A Carburetor Does Not "Suck" The Fuel Out Of The Float Bowl...

The Carburetor Chronicles...
If you want to start an argument at the next car club meeting, just ask someone to explain how a carburetor works. Most likely you will get the explanation of how the mechanical fuel pump fills up the float bowl, and the gas is "sucked" out of the float bowl and into the intake manifold where it is mixed with the air at a ratio of somewhere around fifteen parts air to one part gasoline.

Well...most of that explanation is correct except the part about the carburetor "sucking" the fuel out of the float bowl. That part is incorrect, here is what really happens. By the way, this explanation is also true of 2bbl and 4bbl carburetors. I am using the 1bbl example to make things easier for you to understand.

Before I explain this... you need to understand something called Bernoulli's Principle. Bernoulli's Principle says that the total energy of a particle in motion (like a particle of gasoline) remains constant at all points along the path that it is traveling. Therefore if the gasoline is expected to travel at a higher velocity, (such as when traveling thru the intake) the pressure around the particle of gasoline must be reduced. Less resistance, more speed. Lost already? Read on.

Suppose you have a formation of soldiers marching down the street twenty abreast. They march until they come to a narrow alley that they can only march ten abreast. Because of the narrow alley, the soldiers will have to march twice as fast as they marched in the street in order to maintain the same rate of travel as they had before.

This same explanation is what happens in automotive fuel applications as well. Keep in mind that a carburetor is a little more complicated than this... but for our discussion, we are just looking at how the air and fuel mix together.

Air is drawn into the top of the carburetor and down into the bottom of the carburetor, into an area known as the Venturi. The Venturi contains a tube that is smaller in diameter than the air intake area so a low-pressure area is created, just like when the soldiers got to the narrow alley.

We know that atmospheric pressure is present inside of the carburetor (and is all around us) which means there is atmospheric pressure inside of the float bowl.  A low-pressure area is created inside of the Venturi of the carburetor because the Venturi tube is smaller in diameter than the carburetor air intake.

The outlet of the float bowl is located inside the Venturi so what's going to happen to the fuel inside the float bowl as a result of the low pressure created by the Venturi?

The fuel is going to be pushed out of the float bowl by the atmospheric pressure into the Venturi of the carburetor, where it will be mixed with the outside air to form the fuel mixture. It is that fuel mixture that then travels down inside of the intake into the cylinders. The intake manifold is a big opening and a high-pressure area so the difference in pressure is what helps draw the air/fuel mixture thru the carburetor and into the intake manifold.

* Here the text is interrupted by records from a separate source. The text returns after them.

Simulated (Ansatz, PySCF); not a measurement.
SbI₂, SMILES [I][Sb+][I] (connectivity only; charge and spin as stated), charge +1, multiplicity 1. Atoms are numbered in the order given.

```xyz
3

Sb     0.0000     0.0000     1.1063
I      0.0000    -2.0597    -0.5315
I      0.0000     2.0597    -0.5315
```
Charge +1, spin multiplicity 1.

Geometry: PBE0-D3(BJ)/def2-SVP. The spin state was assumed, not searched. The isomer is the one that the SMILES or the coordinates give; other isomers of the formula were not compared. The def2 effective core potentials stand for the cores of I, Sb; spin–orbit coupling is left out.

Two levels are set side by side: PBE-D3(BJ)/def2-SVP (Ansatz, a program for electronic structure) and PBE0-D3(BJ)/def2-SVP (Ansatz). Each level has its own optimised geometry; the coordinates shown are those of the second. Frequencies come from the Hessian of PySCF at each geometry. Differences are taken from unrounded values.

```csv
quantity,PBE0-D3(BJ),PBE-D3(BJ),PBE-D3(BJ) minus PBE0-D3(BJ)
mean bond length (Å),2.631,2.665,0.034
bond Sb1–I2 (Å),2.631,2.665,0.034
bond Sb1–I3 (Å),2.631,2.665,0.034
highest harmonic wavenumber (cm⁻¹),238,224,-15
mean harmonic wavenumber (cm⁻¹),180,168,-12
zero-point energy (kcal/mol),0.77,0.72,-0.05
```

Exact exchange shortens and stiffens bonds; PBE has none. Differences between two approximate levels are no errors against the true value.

So the fuel in the float bowl is being pushed out of the float bowl by atmospheric pressure. It is not being "sucked" out of the float bowl as many car owners believe. 

This Carburetor needs an insulator and a heat riser

And Another Thing...
If the incoming fuel has a high humidity rate (water vapor often from cheap gas) and the outside temperature is cold enough the cooling effect will cool the carburetor base temperature to below 32 degrees Fahrenheit, which will cause the base of the carburetor to frost over. Most of us have experienced that first hand.

Now you know what that ceramic insulator spacer (and the heat riser) is for, that mounts under the base of the carburetor...to prevent the base of the carburetor from freezing up which will cause the air/fuel mixture to stall, resulting in poor engine performance.

The density of the air in the air/fuel mixture will also affect engine performance. If you remember back in your younger days...how much better your car seemed to run on the way home at midnight from your girlfriend's house... than it did when you drove to her house at five o'clock. Chances are the air was much denser at midnight (and cooler) so there were more molecules available to mix with the gasoline. Your car really did have more power... it wasn't just the thoughts of your cute girlfriend that made the trip home seem to go faster.

So now you know how a carburetor really works, why the base of your carburetor sometimes frosts over, and most important of all you understand Bernoulli's Principle, which you should have already known and understood if you paid any attention in physics class. But if you were like me a Hot Rod Magazine was a better textbook than any physics book.

All that doesn't matter now because you learned what you needed to know here, and you learned how you can apply what you learned to something auto-related. They never did that in physics class!!